Dividing assets in cases of divorce

18 May 2022

New research by Aviva suggests that 15% of divorced people did not realise their pension could be impacted by getting divorced. Jim Richards, senior associate at Winckworth Sherwood, comments.

When a married couple divorces in England and Wales, they can reach agreement between themselves as to how their financial assets will be divided or they can apply to court for a judge to decide.

For some, deciding who gets what can seem like an impossible conversation to have, the consequences of not doing so can be significant.  Either way, the latest Government figures suggest these applications are reaching their highest levels since 2011 with nearly 13,000 court orders made in the first part of 2021.

Financial remedy applications can include assets such as (but aren’t limited to) property, savings, pensions, shares and high value items such as cars or jewellery – regardless of whether it belongs to one or both parties.

The court is bound in every case to consider whether to sever all financial ties between the parties (known as a ‘clean break’), this may not be possible, so a party (or a judge) might decide that maintenance payments are needed. This can last for a short term to enable an adjustment, or until a pension is available or longer as the case may be.

This is particularly common in divorces where children are involved or where longer-term financial needs can’t be met from the assets available at the time of divorce. For example, if a party has taken a career break to raise children, it may be a few years after returning to work, before they are able to earn enough money to be fully financially independent.

Although maintenance payments are usually time limited, they can last for several years. It is important to note here that maintenance ordered as part of a divorce settlement is entirely separate to child maintenance. If the final agreement contains maintenance payments, either the paying or receiving party can apply to increase, decrease or indeed to dismiss the order. As a rule of thumb, other aspects of the final agreement can’t be varied such as pension sharing arrangements or lump sum payments which is why it is crucial to seek out legal advice when divorcing, to ensure longer term needs are provided for where possible.

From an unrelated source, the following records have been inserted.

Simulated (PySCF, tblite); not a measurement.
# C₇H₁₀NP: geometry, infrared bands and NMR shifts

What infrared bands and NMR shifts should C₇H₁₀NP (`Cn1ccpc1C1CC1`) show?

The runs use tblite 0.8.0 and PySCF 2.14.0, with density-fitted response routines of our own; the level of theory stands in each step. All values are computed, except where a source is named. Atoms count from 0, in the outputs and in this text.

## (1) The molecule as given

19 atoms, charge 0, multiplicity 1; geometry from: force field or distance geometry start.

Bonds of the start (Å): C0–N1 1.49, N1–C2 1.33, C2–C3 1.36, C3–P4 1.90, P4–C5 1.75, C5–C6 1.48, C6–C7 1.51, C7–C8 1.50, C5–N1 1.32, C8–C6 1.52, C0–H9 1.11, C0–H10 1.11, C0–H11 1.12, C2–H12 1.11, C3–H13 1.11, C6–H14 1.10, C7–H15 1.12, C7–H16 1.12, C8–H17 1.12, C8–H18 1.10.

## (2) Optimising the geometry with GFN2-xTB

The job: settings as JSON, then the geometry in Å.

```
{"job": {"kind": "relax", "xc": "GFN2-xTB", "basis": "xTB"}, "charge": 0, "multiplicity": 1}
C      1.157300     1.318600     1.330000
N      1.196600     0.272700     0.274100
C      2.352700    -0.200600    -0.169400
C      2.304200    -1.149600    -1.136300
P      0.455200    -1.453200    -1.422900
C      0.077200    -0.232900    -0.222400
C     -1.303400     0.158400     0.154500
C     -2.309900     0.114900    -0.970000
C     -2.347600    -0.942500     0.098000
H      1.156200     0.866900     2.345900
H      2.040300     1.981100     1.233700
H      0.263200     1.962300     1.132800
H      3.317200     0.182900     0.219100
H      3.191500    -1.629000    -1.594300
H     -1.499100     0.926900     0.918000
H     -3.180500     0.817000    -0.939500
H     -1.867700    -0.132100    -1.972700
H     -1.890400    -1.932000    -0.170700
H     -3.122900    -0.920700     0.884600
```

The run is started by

It is not difficult to imagine a variety of life circumstances that could lead to someone needing more in maintenance or being unable to continue paying. The law in England and Wales recognises just this and that any maintenance agreed at the time of divorce may no longer be appropriate as time goes on. For example, children may change which parent they live with or become independent and move out of the family home.

In more unfortunate circumstances, the paying party might become redundant or unwell for an extended period, reducing their ability to work. In reverse, either party may experience a sudden increase in income, following a job promotion or new business venture, which might mean the receiving party is less reliant on maintenance payments from their ex-partner.

A maintenance order should also be linked to inflation to ensure payments rise each year automatically.  Latest figures show CPI inflation at 7%, the highest in almost a decade. If an order allows for increases in line with the RPI/CPI, this will offer some protection, but if not, the value of the payments will diminish over time.

Whatever the reason for making an application, taking early advice is crucial, for both the paying or receiving party. A solution-focussed family lawyer will be able to guide individuals through the application process, whilst avoiding unnecessary conflict. They’ll also be able to provide guidance on how a court is likely to view any change in finances and what a reasonable level of maintenance is to suggest to an ex-partner, if any at all.